I wouldn't want to be anywhere else, but here. And I'm glad I'm here. I'm glad this all matters.
- Arthur
Honestly, on some real shit I had this fatigue and wasn't sure if I was depressed or just burnt out completely. Over the last few days I felt no need to exert myself and take as much rest as I can. And since my girlfriend is away for company activity until this Friday I've been kind of realizing how much of my mental is attached to her presence. I hate that she's away, but that's just me being love sick.
But the past few days had me learn to be more alone that I usually am. And you know it's not bad to have some solitude to yourself without any worry. Its just a good reminder that you can reorganize some thoughts and priorities you have been keeping idle towards the finish line.
So, I've been keeping myself busy a bit. I finally cut up the developed film that I had neglected for months and had started the scanning process of the images. I finally get to see new shit this time rather see some old stuff I've been trying to rescan for the last few years. And pretty soon I'm going to get my ass in check and develop all the film that's been sitting in the closet and my desk to get that prepared for some scanning shit as well.
The creative grind is still in effect. I'm trying to take things slowly, but I think I want to amp up a bit and just start getting these images out there. There are a lot of prospective projects I want to complete before I die and this is one of those goals lol.
I'm going to be leaving for Chicago this weekend to go see Mamamoo perform. I'll check back in next week and write about my experience. Hope to eat a bunch of fucked up food hahahaha.
- Arthur
During the tumblr days you could find yourself immersed in the world of photographers who are upcoming, current or casual posters celebrating a craft that journals out their lives. As someone who still considers himself a novice in the photographer world I looked up to these people showing me a bit of themselves and their contributions to other tumblr sites and such. Bands were also a deep dive for me in the age of Bay Area hardcore (thank you Comadre) and the amount of underground noise it generated. It was almost a replacement for Myspace for me since that kind of network did not exist anywhere else.
These days Instagram, Facebook (surprisingly for some), Tik Tok and even YouTube are the new networks for social media coverage. And I find myself sort of lost in the fold most of the time. And maybe because I don't have a network like most people do. Above all these are the current ones while tumblr just sits there with much of its dead sites.
I miss the fact that I could look after my favorite artists and see what he/she/they post or repost. Their thoughts, their inspirations, their frustrations... A lot of the ways they view the world just by images or text so simple. I was an avid poster myself (I didn't have much of a following their either lol) and it was interesting seeing the images sort of pop out a bit when I showcased my work. What was cool is the fact that artists were certainly communitive and very kind (at least in my eyes) and supported each other every way they can. Now? I'm not sure that's the case. I'm starting to get annoyed just looking at my feed these days.
I give Tumblr props for helping me find some of the best artists. It was indeed one of the best times I had through a network of folks who were upcoming and have come out showing their best works. I wish I could find that with these current socials, but I think I'm out of the loop with everything else.

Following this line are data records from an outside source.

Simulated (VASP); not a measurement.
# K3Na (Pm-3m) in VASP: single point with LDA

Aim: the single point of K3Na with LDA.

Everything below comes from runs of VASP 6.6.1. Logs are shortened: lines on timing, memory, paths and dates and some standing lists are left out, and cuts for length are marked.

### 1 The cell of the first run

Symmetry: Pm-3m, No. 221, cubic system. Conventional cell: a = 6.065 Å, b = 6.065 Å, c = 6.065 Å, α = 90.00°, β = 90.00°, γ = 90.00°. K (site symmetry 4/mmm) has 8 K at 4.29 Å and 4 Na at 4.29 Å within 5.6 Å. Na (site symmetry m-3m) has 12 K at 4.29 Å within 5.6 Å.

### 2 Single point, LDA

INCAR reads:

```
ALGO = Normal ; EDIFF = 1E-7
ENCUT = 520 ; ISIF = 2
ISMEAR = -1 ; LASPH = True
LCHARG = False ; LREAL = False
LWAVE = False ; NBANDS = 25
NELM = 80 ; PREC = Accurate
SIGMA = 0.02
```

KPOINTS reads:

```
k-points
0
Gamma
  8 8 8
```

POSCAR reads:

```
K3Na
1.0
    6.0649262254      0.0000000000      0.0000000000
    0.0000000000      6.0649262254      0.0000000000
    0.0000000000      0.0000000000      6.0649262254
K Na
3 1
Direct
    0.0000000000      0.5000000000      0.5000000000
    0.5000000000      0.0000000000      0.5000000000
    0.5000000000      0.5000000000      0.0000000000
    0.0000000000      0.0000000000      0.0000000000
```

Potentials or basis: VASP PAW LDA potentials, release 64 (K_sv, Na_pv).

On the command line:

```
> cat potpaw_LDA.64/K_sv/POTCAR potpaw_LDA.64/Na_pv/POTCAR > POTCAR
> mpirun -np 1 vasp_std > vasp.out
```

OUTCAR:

Funny enough though.. I reopened my Tumblr account again hahahaha. I'll most likely be cleaning it up configuring some images that I don't want to show (aka my ex). I'm posting my Daily Collect work there so check it out. And like that platform I'm going to strictly be doing DigiCam stuff anyway.
I don't know what I started this thing again. Maybe I'm after some nostalgia and maybe I'm just tired of looking at the gram now. But hey... who knows? It might be good again in the near future.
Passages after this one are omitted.